When it comes to taking initiative, one major roadblock is the supposed lack of resources. We use this as an excuse to hold off on taking initiative. These resources could be time, or money, or support from friends, or any number of things.
But when you think about it, there are SO many cheap and easy resources available to us today. Want to publish a book? Before you had to play courtier to the major publishing houses; now, you can just use Amazon self-publishing. Becoming a writer is even easier; just start a blog with one of the many free or nearly-free websites available.
Want to have your own talk show? Take your smartphone, record something, and upload it to YouTube. Do that four or five nights a week, and you’ll gather a nice little audience. Want to be a comedian, magician, musician, etc. but need a larger audience? Post your work to Instagram and Tik-Tok. It’ll costs no money and very little time, yet will pay dividends in returns.

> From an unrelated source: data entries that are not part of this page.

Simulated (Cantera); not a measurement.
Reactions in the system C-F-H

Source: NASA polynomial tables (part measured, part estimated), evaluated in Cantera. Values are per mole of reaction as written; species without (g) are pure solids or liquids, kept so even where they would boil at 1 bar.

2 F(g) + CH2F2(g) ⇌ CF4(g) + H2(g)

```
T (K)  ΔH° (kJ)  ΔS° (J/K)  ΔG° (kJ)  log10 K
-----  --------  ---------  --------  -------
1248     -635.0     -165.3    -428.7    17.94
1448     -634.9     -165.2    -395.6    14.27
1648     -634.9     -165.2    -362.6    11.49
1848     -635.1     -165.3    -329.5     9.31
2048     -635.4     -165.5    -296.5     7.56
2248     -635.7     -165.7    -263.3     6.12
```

We want to cry over not having the resources necessary to be creatives, whether it be in art or in business. This excuse is a scapegoat for the real issue that our pride doesn’t want us to face: The real scarcity in this world isn’t resources, it initiative itself.
Taking initiative is much harder than imagining the reward. Initiative brings the possibility of failure and humiliation, which is why it is so unappealing. But if you find yourself not wanting to take initiative, chances are you were more attracted to the title than the actual thing.
Those who take initiative have the advantage. In the globalized world of business, where everyone is competing against one another, those who consistently take initiative on new ideas are the ones who gain attention. With attention comes promotions, raises, funding, and fame.
Traditionally, those who took control of scarce resources had a drastic advantage over the rest. When you take control of initiative, you too will have an advantage.